THE HEADLINE said that hundreds of Pakistanis had been arrested on the eve of national elections, and next to it was a picture of the president and military-law administrator, Mohammed Zia ul-Haq, smiling. The juxtaposition was no doubt accidental, but it says something suggestive about President Zia's Pakistan.

In his evident view, things go fairly well. Economic gains have been steady, remittances hold firm, crops are good: the mass of people at the bottom are entitled to have some sense that conditions have improved under the martial law regime that then-Gen. Zia, proclaimed in 1977. Its support of the Afghan resistance exposes Pakistan to certain risks and costs, but compensation has come in closer ties with other Islamic countries and with the United States. The political opposition, meanwhile, is banned and, partly as a result, dispirited. The single legal "party," the military, salutes the commander-in-chief.

For all that President Zia is a worldly man, he does not show much embarrassment over a political order that looks suspiciously like indefinite arbitrary one-man rule. Last December he engineered a no-competition referendum meant to give him a personal mandate, and now he is following up by staging empty elections to a new national assembly -- no parties are competing and the individuals permitted to campaign cannot use microphones. It was to ensure that opposition politicians did not use election day to make a show against the elections that he decided to lock them up for a while.

After the elections he apparently intends to rewrite the now-suspended constitution in order to set the president over the prime minister and an appointed "national security council" over the elected national assembly. In this way will be restored a tame form of civilian government that can be easily sidetracked in an "emergency."
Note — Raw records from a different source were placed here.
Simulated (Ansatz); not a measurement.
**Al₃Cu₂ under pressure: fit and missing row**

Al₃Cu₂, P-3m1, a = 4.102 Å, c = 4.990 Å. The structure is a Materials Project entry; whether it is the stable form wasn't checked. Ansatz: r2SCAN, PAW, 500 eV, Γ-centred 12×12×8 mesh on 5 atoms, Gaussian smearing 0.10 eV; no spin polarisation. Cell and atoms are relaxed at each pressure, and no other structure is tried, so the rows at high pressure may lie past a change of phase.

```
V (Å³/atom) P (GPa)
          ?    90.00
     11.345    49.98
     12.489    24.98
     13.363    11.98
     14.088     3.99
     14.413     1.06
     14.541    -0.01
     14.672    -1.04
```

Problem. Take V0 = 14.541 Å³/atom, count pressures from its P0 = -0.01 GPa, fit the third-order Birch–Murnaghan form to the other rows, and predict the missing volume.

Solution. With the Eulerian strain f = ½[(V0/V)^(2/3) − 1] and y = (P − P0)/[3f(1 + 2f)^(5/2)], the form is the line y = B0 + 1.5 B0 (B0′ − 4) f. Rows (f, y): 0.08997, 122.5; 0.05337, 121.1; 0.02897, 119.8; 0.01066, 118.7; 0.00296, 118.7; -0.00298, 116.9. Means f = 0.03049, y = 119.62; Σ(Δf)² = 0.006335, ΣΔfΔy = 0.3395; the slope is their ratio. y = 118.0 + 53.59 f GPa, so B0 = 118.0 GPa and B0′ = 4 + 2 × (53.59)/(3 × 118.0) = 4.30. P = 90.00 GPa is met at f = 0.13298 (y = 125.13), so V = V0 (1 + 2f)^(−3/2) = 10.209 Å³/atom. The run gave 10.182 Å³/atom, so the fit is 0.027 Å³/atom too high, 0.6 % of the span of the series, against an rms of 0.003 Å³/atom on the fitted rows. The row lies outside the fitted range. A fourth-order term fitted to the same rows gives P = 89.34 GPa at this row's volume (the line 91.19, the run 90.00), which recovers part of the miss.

The democratic train never got up much speed in independent Pakistan. The nation's security has never been ensured -- not even its borders -- and this has kept the military either in command of the political arena or loitering on the edges of it. President Zia's evident contempt for the civilian political side of Pakistan, however, is marked and disturbing. The country is too mature and too naturally political a place to be treated indefinitely as a subordinate regiment. The United States hesitates to criticize, but President Zia should be criticized. He is the only one smiling.